This study uses the public controversy that erupted around the research partnership between the University of California, Berkeley and British Petroleum founding the Energy Biosciences Institute as an entry point into a three-part analysis in the sociology of knowledge, broadly defined. A systematic reconstruction of the controversy and review of existing scholarship on changes in the American science regime, transformation of public research universities and the politics of emerging technologies indicate that both lay and scholarly accounts on these related phenomena can be organized roughly under two headings. Under one heading, observers draw on an implicit or explicit attachment to the Enlightenment ideal of reason to wage critiques that are not adequately attentive to the conditions of production of science and technology. Under the other, observers offer detailed accounts of university-industry research relations, changes in universities and developments in technoscience, but without adequate critique.
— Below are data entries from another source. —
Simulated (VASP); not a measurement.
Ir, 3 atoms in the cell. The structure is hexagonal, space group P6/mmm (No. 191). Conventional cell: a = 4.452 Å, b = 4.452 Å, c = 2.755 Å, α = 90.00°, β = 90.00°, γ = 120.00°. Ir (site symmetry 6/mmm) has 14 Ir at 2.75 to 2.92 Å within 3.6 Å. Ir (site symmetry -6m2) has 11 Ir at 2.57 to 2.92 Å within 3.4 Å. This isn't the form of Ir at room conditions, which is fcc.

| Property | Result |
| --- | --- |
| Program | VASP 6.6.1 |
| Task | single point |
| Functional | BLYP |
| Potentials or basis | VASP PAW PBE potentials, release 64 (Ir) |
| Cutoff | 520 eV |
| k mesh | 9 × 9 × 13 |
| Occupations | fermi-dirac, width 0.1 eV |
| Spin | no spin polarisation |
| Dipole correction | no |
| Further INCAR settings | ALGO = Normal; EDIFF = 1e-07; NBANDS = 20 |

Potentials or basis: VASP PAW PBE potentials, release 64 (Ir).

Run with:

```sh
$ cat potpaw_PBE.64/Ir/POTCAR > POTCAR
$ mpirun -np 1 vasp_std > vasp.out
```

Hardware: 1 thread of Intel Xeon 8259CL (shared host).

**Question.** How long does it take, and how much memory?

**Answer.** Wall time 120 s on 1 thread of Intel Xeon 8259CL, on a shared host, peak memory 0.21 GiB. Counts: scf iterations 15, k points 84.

To move beyond this impasse, I propose to resuscitate Robert K. Merton’s proposal to theorize science as an institution in relation to its societal context, but dispense with the idea of “relative autonomy” that informs both his and Pierre Bourdieu’s theories of science. Taking the Energy Biosciences Institute as a signpost for key forces shaping science and technology today, I argue that the production of reliable knowledge is strongly interdependent with economic capital and technology, and that this interdependence renders the stipulation of autonomy obsolete. Combining this argument with insights from science and technology studies regarding (i) the variety of products of research, (ii) the dissolution of the boundary between science and technology; and (iii) how technoscience is inherently political, I argue that it is the nature of associations and engagements that shapes science’s perils and promise for different constituencies. In this framework, the basis for critique is no longer the loss of autonomy, but the lack of democracy resulting from inequalities of various forms of capital. This proposed shift in the basis of critique helps advance the definition and defense of the public interest in debates on universities and on technoscience.